What is the problem that is being solved?

The Message Passing Interface (MPI) is a spec for a stdlib for message passing (useful for parallel computing) which has many implementations for different hardware (think different supercomputers). Because of this tight coupling, which is needed to ensure performance, these implementations are not portable, and a lot of duplicated effort goes into creating them for new hardware. There is a need for an implementation which is both portable and performant.

What are the key results?

The authors present MPICH, a portable and performant implementation of MPI. MPICH groups processes in contexts and allows them to use a communicator to send messages to each other. These processes can be mapped anywhere in the parallel ecosystem - same processor or different machine altogether.

MPICH ships with testing libraries which are useful for benchmarking any MPI framework, and MPICH specifically performs well compared to existing frameworks.

To achieve portability, MPICH is built on top of an abstract device interface (ADI). The hardware specific part of the implementation abstracts the hardware to expose the ADI to the rest of MPICH, which can then be ported trivially to new hardware as long as an ADI is available for that hardware.

Perhaps most importantly, out of the numerous functions defined in the MPI spec, MPICH only implements a small subset of these on top of the ADI. This subset can then be used to implement every other function in the MPI spec. This strategy maximizes the amount of code reuse that can happen in MPICH through composition.

What are some of the limitations and how might this work be improved?

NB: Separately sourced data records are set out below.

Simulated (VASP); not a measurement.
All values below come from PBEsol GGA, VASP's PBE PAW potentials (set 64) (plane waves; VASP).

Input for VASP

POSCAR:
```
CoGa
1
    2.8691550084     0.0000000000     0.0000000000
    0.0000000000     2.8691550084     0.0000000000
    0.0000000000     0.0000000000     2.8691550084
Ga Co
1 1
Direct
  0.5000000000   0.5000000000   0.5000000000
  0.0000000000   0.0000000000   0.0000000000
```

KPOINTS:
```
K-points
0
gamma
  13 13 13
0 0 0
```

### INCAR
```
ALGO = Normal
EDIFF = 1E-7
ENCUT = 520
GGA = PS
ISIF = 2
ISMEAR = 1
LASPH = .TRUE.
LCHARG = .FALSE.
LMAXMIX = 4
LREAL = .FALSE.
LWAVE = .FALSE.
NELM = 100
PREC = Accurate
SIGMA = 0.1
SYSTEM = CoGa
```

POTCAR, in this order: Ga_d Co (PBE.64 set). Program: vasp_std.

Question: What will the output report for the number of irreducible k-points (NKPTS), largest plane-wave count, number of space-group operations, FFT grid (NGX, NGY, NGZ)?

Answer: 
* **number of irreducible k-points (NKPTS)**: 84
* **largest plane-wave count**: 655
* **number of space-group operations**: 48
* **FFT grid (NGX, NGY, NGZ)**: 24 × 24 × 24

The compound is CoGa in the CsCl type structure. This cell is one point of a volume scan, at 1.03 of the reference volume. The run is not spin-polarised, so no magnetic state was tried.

The limitations aren’t with the work per se but with the MPI model which gets complex very fast due to the low level abstraction it provides, and requires great expertise in the programming model to get right. In a distributed system built via MPI, issues such as fault tolerance and non-idempotency must be dealt with directly by the programmer for each new application, which adds a lot of overhead to even seemingly easy tasks on other frameworks such as Spark.

How might this work have long term impact?

MPICH has been used to program supercomputers, so in it’s specific domain it has had massive impact due to its focus on portability and performance.